By: Thomas P. Brady
The National Labor Relations Board (Board) held that an employer must "presumptively" permit employees' use of the employer's email for statutorily protected communications on nonworking time, if the employer gives employees access to the employer's email systems. Purple Communications, 361 NLRB No. 126 (2014).
Purple Communications provided sign-language interpretation services. Purple's employee handbook contained an "Internet, Intranet, Voicemail And Electronic Communication Policy." The policy stated that the company owned the various electronic communications systems and limited the employees' use of the systems to business purposes. The policy prohibited employees from "[E]ngaging in activities on behalf of organizations or persons with no professional or business affiliation with the Company" and "[S]ending uninvited email of a personal nature."
In 2012, the Union filed a representation petition seeking to represent Purple's employees located in seven of Purple's call centers. When the union lost the election, it filed objections and unfair labor practice charges alleging, in part, that Purple's communications policy interfered with the employees' free choice because it prevented employees from using the email system to communicate about the union. Citing the Board's decision in Register Guard, 351 NLRB 1110 (2007), the administrative law judge found the policy lawful because employers had a right to limit employees' use of company email. The union and the Board's General Counsel took exceptions to the Board.
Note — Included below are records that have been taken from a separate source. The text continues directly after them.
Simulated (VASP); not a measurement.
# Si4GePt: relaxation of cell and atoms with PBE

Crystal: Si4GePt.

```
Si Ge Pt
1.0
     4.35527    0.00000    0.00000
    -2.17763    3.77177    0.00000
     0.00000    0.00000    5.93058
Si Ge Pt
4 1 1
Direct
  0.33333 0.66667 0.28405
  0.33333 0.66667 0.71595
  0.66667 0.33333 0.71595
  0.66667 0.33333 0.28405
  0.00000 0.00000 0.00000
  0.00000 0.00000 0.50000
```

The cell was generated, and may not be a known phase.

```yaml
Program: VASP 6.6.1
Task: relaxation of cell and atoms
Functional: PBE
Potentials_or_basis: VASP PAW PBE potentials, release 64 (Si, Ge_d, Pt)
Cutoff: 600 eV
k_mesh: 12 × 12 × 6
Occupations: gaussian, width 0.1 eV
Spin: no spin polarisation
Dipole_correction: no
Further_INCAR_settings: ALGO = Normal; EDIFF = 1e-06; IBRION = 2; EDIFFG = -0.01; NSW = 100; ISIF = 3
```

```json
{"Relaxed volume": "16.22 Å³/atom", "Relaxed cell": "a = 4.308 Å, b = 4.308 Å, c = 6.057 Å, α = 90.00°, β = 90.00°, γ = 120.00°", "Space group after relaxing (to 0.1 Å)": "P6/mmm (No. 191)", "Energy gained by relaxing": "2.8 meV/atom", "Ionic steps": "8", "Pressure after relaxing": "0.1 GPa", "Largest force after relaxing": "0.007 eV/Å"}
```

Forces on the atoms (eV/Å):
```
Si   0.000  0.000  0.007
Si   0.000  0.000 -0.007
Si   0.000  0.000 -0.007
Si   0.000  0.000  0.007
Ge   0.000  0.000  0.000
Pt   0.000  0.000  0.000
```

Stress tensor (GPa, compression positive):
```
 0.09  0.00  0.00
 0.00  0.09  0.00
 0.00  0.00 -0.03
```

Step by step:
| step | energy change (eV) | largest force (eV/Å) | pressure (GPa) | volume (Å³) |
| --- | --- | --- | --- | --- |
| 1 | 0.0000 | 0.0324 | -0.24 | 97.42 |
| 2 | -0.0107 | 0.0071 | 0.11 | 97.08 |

Overruling Register Guard, the Board found that the employees' right to communicate about Section 7 rights outweighed the employer's interest in limiting its employees' use of the company's email system. The Board held that "it will presume that employees who have rightful access to their employer's email system in the course of their work have a right to use the email system to engage in Section 7 - protected communications on nonworking time."
The Board announced several "limitations" on its new rule:
- It applies only to employees who have already been granted access to the employer's email system in the course of their work and does not require employers to provide such access.
- An employer may justify a total ban on nonwork use of email, including Section 7 use on nonworking time, by demonstrating that special circumstances make the ban necessary to maintain production or discipline. However, the Board anticipates "that it will be the rare case where special circumstances justify a total ban on nonwork email use by employees." The Board recognized that, "where special circumstances do not justify a total ban, employers may nonetheless apply uniform and consistently enforced controls over their email systems to the extent that such controls are necessary to maintain production and discipline."
- Absent justification for a total ban, the employer may apply uniform and consistently enforced controls over its email system to the extent such controls are necessary to maintain production and discipline.
- The Board did not address email access by non-employees, nor did it address any other type of electronic communications systems.
- The Board's decision does not prevent employers from continuing to monitor their computers and email systems for legitimate management reasons, such as ensuring productivity and preventing email use for purposes of harassment or other activities that could give rise to employer liability. It also permits employers to inform employees that the employer may monitor their business email for legitimate purposes.
- The Board will apply its new rule retroactively.
Email systems have become an important and integral part of business communication strategy. According to Email Statistics Report, 2014-2018, Executive Summary, The Radicati Group, Inc., "[I]n 2014, the majority of email traffic comes from the business world, which accounts for over 108.7 billion emails sent and received per day." The Board's ruling in Purple Communications has a profound effect on an employer's communication and union free strategies. Given this effect, employers should immediately review their email communication policies to limit the effect of the Purple Communication decision and to ensure that the employer can effectively respond to employees' use of the email system to communicate about their rights under the Act.
If you have any questions about employees' use of a company's email system, you may contact Thomas P. Brady at (313) 965-2891 | eat0@eau0eav0eaw0, or another member of Clark Hill's Labor and Employment Practice Group.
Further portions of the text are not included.